U.S. Takes Aim at Violators of Greenhouse Gas Phasedown and Reporting Programs
WASHINGTON (March 15, 2022) — At its inaugural meeting yesterday, the Interagency Task Force on Illegal Hydrofluorocarbon (HFC) Trade announced that over the past ten weeks, it has prevented illegal HFC shipments equivalent to approximately 530,000 metric tons of CO2 emissions, the same amount as the emissions from nearly 100,000 homes’ electricity use in one year. As of January 1, 2022, when the United States Environmental Protection Agency (EPA)’s HFC Allowance Allocation and Trading program went into effect, the import of HFCs requires allowances. Shipments coming to U.S. ports without proper allowances have been identified, stopped, and re-exported.
In September of 2021, the task force was established when EPA issued a final rule initiating a comprehensive program to cap and phase down the production and consumption of climate-damaging HFCs in the United States, potent greenhouse gases commonly used in refrigeration and air conditioning equipment. A global phasedown of HFCs is expected to avoid up to 0.5 °C of global warming by 2100. The HFC phasedown is projected to avoid approximately 4.6 billion metric tons of CO2 from 2022 – 2050 in the United States, or nearly equal to three years’ worth of U.S. power sector emissions at 2019 levels. The task force helps ensure the vast environmental benefits of the rule are realized by detecting, deterring, and disrupting any attempts to illegally import HFCs into the United States.
“Our task force is already sending the clear message to potential violators that we are fortifying our borders against illegal imports. It’s simple – no allowances, no entry,” said Joe Goffman, Principal Deputy Assistant Administrator for the Office of Air and Radiation. “Strict enforcement of our HFC allowance program ensures that U.S. efforts to phase down these climate-damaging chemicals are successful.”
“EPA will continue to work in close collaboration with its federal partners to implement a multi-pronged enforcement strategy that includes pursuing civil and criminal violations of the law,” said Lawrence Starfield, Acting Assistant Administrator of the Office of Enforcement and Compliance Assurance.
“We are proud of the collaborative work that we have been doing to identify suspicious shipments, investigate them, and punish violators,” said Gail Kan, Acting Executive Director of Trade Policy and Programs, Office of Trade, U.S. Customs and Border Protection. “These include shipments that violate laws protecting our environment. The United States is closed to illegal trade – in this case trade that harms our climate. We will continue to ramp up our efforts, so potential violators should beware.”
Violating the AIM Act can result in administrative and civil fines as well as injunctive relief and other consequences including the revocation of allowances. In addition, illegally imported HFCs may be seized by authorities, or the importer required to re-export or destroy the goods, at their cost. Knowing violations of the AIM Act and related smuggling crimes may result in criminal fines, imprisonment, and other penalties as appropriate.

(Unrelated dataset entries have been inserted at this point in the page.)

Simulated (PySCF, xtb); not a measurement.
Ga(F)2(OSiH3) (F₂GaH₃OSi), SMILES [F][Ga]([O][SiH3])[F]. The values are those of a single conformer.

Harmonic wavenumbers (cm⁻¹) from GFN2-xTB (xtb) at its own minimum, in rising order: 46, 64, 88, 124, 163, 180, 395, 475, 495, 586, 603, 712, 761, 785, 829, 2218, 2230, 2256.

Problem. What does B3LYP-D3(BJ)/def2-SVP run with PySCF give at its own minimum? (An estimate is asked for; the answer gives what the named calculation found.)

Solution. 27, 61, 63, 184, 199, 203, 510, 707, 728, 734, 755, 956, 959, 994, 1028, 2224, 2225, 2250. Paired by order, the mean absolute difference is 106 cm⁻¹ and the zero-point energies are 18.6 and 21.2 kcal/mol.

The task force is co-chaired by EPA and the Department of Homeland Security, and includes Customs and Border Protection, Department of Defense, Department of Justice, and Department of State. In addition to stopping illegal imports at the border, the task force also announced that EPA has issued 14 Notices of Violation to companies that have allegedly failed to comply with HFC reporting obligations under the Greenhouse Gas Reporting Program (GHGRP). These companies are HFC importers who received HFC allowances after reporting late. Enforcement of the GHGRP is a necessary component of upholding the HFC Allowance Allocation and Trading Program and the task force’s deterrence work. It is also an important part of EPA’s broader climate regulatory and enforcement work.